Opinion divided as go ahead given to Boxing Day hunt
PUBLISHED: 14:22 09 December 2019 | UPDATED: 16:19 10 December 2019
An annual Boxing Day hunt will continue in a Norfolk town, even though opinion remains divided as to whether it should take place.
Wymondham Town Council has granted the Dunston Harriers permission to meet at the town cross on December 26, before the group embarks on its annual Boxing Day trail hunt.
The decision was put to a vote, winning approval by eight votes to three.
Hunting wild animals with dogs is banned by law. But hunt groups still regularly meet for a trail hunt, in which animals are said to be safeguarded from harm by following artificial scent trails, laid by humans prior to the event.
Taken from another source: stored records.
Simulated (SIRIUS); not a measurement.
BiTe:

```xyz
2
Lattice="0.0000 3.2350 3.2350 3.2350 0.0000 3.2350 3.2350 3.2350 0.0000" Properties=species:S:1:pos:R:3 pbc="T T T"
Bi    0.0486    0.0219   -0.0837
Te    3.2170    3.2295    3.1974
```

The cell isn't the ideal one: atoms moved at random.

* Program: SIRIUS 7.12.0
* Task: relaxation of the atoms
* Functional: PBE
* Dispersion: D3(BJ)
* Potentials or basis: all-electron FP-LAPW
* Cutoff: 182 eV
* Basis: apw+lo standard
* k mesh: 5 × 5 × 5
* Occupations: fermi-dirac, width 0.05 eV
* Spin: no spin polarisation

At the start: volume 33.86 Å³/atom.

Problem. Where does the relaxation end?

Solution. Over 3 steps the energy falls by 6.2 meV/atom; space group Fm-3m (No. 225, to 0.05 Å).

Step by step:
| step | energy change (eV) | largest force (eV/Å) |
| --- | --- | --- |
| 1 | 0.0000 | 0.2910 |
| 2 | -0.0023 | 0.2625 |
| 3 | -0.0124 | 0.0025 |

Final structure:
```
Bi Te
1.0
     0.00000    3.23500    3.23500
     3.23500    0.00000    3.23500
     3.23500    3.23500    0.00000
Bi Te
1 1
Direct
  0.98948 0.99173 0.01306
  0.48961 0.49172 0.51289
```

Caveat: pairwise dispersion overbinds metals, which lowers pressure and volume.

This practice still divides opinion however, amid fears animals, especially foxes, are still killed by dogs, even if that isn't the intention.
You may also want to watch:
Last year hundreds of protestors and pro-hunt spectators clashed in Wymondham town centre, with some supporters attempting to destroy banners with anti-hunt slogans.
Ahead of this year's event, town councillor Penelope Hubble said: "There are lots of groups that flout the rules and harm wildlife as a result. Allowing the Boxing Day meet tells the world that the community supports something unethical. The crux for me is that this tradition is in the past, and comes down to forward thinking people against backward thinking people."
But councillor Peter Green, also known as Pete Travis, who campaigned for the ban on live animal hunting in the early 2000s, said it did not make sense to prevent reformed groups engaging in trail hunts which conformed to the law.
He said: "This is obviously a very controversial issue. Hunting live animals is barbaric and should absolutely be illegal, but while these groups are ethical, regulated and acting within the law then they should be allowed to continue. Wymondham is a lovely old town, and this event brings a sense of theatre to it. It's very good for businesses which choose to open."
Mr Green added he anticipated protestors would attend the meet, and that they were "well within their rights" to express their opinion on the matter.
Police are expected to monitor the event.